Re: Phonology drift
From: | John Vertical <johnvertical@...> |
Date: | Tuesday, December 5, 2006, 19:47 |
> >Another alternativ would be directly leniting the ejectivs.
> >And since ejectiv fricativs, even unvoiced ones, *are* pretty marked,
>they
> >could then proceed to decay to voiced sounds directly. Does that sound
>any
> >better?
>
>Mmm, somewhat. Leniting them like that is still odd, but at least it's
>natural that they would resolve to something less marked pronto.
So we agree that t' > z is not completely whacked out. Good.

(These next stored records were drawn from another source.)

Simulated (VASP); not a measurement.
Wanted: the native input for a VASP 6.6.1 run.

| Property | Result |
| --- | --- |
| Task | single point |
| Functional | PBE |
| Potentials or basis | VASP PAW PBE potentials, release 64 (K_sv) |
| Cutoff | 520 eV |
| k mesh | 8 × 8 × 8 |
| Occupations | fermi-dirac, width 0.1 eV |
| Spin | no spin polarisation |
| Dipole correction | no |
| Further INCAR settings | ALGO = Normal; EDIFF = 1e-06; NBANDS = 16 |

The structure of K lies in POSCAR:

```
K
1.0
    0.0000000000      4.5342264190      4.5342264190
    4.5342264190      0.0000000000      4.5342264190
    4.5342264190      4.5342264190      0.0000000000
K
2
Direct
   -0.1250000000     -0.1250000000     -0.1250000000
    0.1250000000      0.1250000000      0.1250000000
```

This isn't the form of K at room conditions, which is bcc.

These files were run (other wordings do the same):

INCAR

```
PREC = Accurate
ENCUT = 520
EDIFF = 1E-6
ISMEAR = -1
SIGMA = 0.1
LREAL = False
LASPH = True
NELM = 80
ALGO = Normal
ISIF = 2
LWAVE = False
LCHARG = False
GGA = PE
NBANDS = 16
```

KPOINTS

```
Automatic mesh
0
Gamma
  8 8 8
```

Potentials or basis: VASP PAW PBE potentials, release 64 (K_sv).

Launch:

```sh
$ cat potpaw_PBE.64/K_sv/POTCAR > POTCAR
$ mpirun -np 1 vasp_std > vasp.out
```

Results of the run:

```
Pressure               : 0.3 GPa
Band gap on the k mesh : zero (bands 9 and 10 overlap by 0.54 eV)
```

I'm actually also suspecting whether I should posit a proto-series of
ejectivs in the first place... The oldest uwjge plans (back when it wasn't
even a language yet, just an alphabet) have aspirates at their place but
with the labial still lacking. I don't offhand remember what prompted me to
use glottalization insted.
/p_h/ should probably lenite to /f/ rather than /h/, but that's not bad,
quite good actually. For one, it is the one and same phoneme leniting now in
both branches. Then, /b d g/ are instead what go to /v z j/; then /p t k q/
> /b d g G\/ , + deaspiration. Well, it works, but I loose the
originally-unrelated-ejectivs scheme. I'll need to check the other branches'
details too, however. Maybe even consider whether this sketch should even be
in this family...
Just thinking out loud here.
> >(Actually, how do glottalized > voiced shifts proceed typically, anyway?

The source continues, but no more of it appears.